By Paul Sandle
BARCELONA (Reuters) - Major corporations are learning to defend against start-ups that threaten their business models, hitting back by adopting the disruptors' playbook, according to a survey of top executives by computer services firm IBM (NYSE:IBM).
The proportion of executives who thought competitors were set to flood into their industry has halved from 54 percent to 26 percent compared to two years ago, the broad-based poll of business decision-makers showed.
"There's been a feeling historically that the elephants can't dance, the incumbents will find it hard to respond and that everyone will be Uber-ed or Airbnb-ed out of existence," Mark Foster, senior vice president of IBM Global Business Services, told Reuters in an interview.

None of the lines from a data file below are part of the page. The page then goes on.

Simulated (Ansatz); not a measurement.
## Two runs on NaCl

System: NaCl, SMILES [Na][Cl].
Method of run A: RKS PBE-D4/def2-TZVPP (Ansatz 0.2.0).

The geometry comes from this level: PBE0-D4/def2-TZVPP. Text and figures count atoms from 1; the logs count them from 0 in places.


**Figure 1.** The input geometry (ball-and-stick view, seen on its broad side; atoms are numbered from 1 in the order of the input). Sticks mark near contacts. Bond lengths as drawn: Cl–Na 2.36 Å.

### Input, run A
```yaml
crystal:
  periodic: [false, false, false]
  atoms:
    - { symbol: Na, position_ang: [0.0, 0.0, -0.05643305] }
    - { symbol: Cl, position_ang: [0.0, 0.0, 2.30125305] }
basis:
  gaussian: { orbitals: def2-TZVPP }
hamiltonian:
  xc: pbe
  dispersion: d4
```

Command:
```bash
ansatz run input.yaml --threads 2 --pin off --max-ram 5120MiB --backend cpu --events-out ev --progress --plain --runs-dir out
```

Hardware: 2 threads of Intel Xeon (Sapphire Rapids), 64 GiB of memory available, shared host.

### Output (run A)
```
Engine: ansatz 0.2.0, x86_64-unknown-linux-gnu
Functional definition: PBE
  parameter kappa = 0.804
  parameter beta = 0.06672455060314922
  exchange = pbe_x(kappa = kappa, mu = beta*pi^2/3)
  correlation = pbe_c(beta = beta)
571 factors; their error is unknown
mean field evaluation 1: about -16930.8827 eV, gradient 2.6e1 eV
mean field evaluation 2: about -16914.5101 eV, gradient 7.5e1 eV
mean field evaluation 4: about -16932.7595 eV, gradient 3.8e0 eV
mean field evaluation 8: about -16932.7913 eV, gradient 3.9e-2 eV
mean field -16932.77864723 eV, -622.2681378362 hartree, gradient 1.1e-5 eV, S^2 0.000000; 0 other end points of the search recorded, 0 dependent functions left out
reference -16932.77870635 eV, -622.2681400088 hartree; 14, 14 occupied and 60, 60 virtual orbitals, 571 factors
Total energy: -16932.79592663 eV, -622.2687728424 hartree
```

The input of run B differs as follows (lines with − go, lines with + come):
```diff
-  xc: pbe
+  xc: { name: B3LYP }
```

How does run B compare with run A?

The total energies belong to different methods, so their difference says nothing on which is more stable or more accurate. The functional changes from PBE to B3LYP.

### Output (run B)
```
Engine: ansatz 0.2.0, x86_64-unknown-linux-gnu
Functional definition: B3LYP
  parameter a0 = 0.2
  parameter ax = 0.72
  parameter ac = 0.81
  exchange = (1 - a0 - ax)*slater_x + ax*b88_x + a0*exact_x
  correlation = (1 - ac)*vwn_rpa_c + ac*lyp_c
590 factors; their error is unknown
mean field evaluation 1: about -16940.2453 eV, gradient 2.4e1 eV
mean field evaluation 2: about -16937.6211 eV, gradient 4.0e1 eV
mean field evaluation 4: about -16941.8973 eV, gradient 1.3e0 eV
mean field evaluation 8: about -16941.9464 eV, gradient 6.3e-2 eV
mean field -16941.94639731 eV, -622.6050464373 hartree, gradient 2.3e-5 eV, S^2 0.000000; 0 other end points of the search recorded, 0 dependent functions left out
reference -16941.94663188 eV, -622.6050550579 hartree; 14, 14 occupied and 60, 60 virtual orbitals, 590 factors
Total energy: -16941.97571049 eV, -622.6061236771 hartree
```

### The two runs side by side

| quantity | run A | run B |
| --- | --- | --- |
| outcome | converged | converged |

"But what we are seeing is actually there is a limit as to how far that can go."
While some sectors had been hugely disrupted by new digital entrants and some intermediaries pushed out, many of those changes were now being led by existing industry players, he said.
Disruption is a catch-all term for the use of digital technology to up-end existing business models, for example Uber's impact on the taxi industry by using smartphones to connect riders with drivers, and pricing according to demand.
But just 27 percent of the executives surveyed said they were experiencing significant disruption, an unexpected finding given the deluge many predicted, IBM said. Only 23 percent said the big drivers of change were from outside their industries.
Digital giants, like Google (NASDAQ:GOOGL), Apple (NASDAQ:AAPL) and Facebook (NASDAQ:FB), continued to concentrate their power in some industries, but according to the executives surveyed they were not leading the disruption, and start-ups were increasingly quiescent, the survey found.
Instead, 72 percent said it was the most innovative incumbents who were leading the disruption, including in industries targeted by start-ups such as financial services.
IBM said the incumbents had become better at spotting and acquiring nascent disruptors. They had also realized the need to find partners, even sharing physical assets and people with them, to acquire new skills.
They are investing in the technologies that facilitate the sharing of data across organizations - such as the Internet of Things, which bridges physical and digital assets, and blockchain.
"Disruption hasn't gone underground," IBM said in its report released before the start of the mobile industry's biggest event, the Mobile World Congress in Barcelona.
"Instead, it's emerging as a capability incumbents are ready to embrace."
IBM surveyed 12,854 top executives, such as chief executives and finance directors, from 112 countries for its report.
"Who Says Elephants Can't Dance" was the title of the memoir of 1990s era IBM CEO Lou Gerstner, who is credited with bringing the company back from a near-death experience by shifting it into software and services and exiting most hardware businesses.